NEW YORK: Columbia University on Monday began suspending pro-Palestinian student activists who refused to dismantle a protest camp on the New York City campus after the Ivy League school declared a stalemate in talks seeking to end the polarizing demonstration.
University President Nemat Minouche Shafik said in a statement that days of negotiations between student organizers and academic leaders had failed to persuade demonstrators to remove the dozens of tents set up to express opposition to Israel’s war in Gaza.
The crackdown at Columbia, at the center of Gaza-related protests roiling university campuses across the U.S. in recent weeks, occurred as police at the University of Texas at Austin arrested dozens of students whom they doused with pepper spray at a pro-Palestinian rally.
Columbia sent a letter on Monday morning warning that students who did not vacate the encampment by 2 p.m. ET and sign a form promising to abide by university policies would face suspension and become ineligible to complete the semester in good standing.
“We have begun suspending students as part of this next phase of our efforts to ensure safety on our campus,” said Ben Chang, a university spokesperson, at a briefing on Monday evening.
“The encampment has created an unwelcoming environment for many of our Jewish students and faculty and a noisy distraction that interferes with the teaching, learning and preparing for final exams,” Chang said.

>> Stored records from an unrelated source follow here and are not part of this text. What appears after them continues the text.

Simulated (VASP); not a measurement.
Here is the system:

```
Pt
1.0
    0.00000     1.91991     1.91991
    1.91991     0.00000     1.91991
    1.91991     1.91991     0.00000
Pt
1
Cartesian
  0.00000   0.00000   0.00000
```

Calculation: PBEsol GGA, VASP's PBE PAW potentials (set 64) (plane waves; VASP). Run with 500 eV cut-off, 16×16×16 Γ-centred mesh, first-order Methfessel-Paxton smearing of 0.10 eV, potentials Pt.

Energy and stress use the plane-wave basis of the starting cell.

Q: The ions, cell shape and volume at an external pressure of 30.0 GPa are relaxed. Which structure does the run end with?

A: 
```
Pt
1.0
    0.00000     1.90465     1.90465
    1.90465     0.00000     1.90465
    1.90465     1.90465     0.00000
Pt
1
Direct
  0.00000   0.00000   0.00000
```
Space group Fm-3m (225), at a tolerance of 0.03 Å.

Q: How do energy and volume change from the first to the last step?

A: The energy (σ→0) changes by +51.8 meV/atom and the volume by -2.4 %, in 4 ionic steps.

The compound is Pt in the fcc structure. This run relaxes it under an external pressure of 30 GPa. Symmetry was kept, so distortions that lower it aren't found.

Earlier, Shafik said Columbia would not divest from finances in Israel, a key demand of the protesters. Instead, she offered to invest in health and education in Gaza and make Columbia’s direct investment holdings more transparent.
Protesters have vowed to keep their encampment on the Manhattan campus until Columbia meets three demands: divestment, transparency in university finances, and amnesty for students and faculty disciplined for their part in the protests.
“These repulsive scare tactics mean nothing compared to the deaths of over 34,000 Palestinians. We will not move until Columbia meets our demands or we are moved by force,” leaders of the Columbia Student Apartheid Divest coalition said in a statement read at a news conference following the deadline.
Hundreds of demonstrators, many wearing traditional Palestinian keffiyeh scarves, marched around the perimeter of the encampment chanting, “Disclose! Divest! We will not stop, we will not rest.”
Shafik faced an outcry from many students, faculty and outside observers for summoning New York City police two weeks ago to clear the protest camp.
After more than 100 arrests were made, students restored the encampment on a hedge-lined lawn of the university grounds within days of the April 18 police action.
Since then, students at dozens of campuses from California to New England have set up similar encampments to demonstrate their anger over the Israeli operation in Gaza and the perceived complicity of their schools in it.
The pro-Palestinian rallies have sparked intense campus debate over where school officials should draw the line between freedom of expression and hate speech
Students protesting Israel’s military offensive in Gaza, including some Jewish peace activists, have said they are being censured as antisemitic merely for criticizing the Israeli government or for expressing support for Palestinian rights.
Other Jewish groups counter that anti-Israel rhetoric frequently delves into or feeds overt forms of anti-Jewish hatred and calls for violence, and thus should not be tolerated.
Such reasoning was brought to bear by groups that pressured the University of Southern California two weeks ago to cancel the graduation speech of its class valedictorian, Asna Tabassum, a Muslim student, over her perceived pro-Palestinian views. The Los Angeles-based university later announced it was canceling the entire main-stage commencement ceremony for its May 10 graduation.
On Monday, the head of the Los Angeles Urban Policy Roundtable, Earl Ofari Hutchinson, called on USC President Carol Folt to convene an “emergency campus student-administration dialogue” to diffuse tensions on campus.
UCLA also stepped up security around the pro-Palestinian encampment there, consisting of more than 50 tents surrounded by metal fencing near the main administration building on campus.
Civil rights groups have criticized law enforcement tactics on some campuses, such as Atlanta’s Emory University and the University of Texas at Austin, where police in riot gear and on horseback moved against protesters last week, taking dozens into custody before charges were dropped for lack of probable cause.
Protests, and arrests, flared anew on the Austin campus on Monday. Campus police backed by Texas state troopers attempted to break up a large student protest using pepper spray and flash-bang charges, arresting at least 43 people, according to defense attorney George Lobb, who said he confirmed the number with court and jail staff processing the detentions.
Video posted on social media showed police pulling individual students from a gathering on a grassy area where demonstrators sat and locked arms, some of them shouting, “Let them go!”
At Virginia Commonwealth University in Richmond, police and protesters clashed as officers moved in after nightfall to break up an encampment. Local TV aired video of police in riot gear dousing demonstrators, many of whom the university said were not students, with what appeared to be pepper spray, and making arrests.
Some 150 miles to the west, officials at Virginia Tech said on Monday that 91 protesters arrested on Sunday night at a student-led encampment had been charged with trespassing. Video posted on social media showed demonstrators chanting, “Shame on you” as some were taken into custody.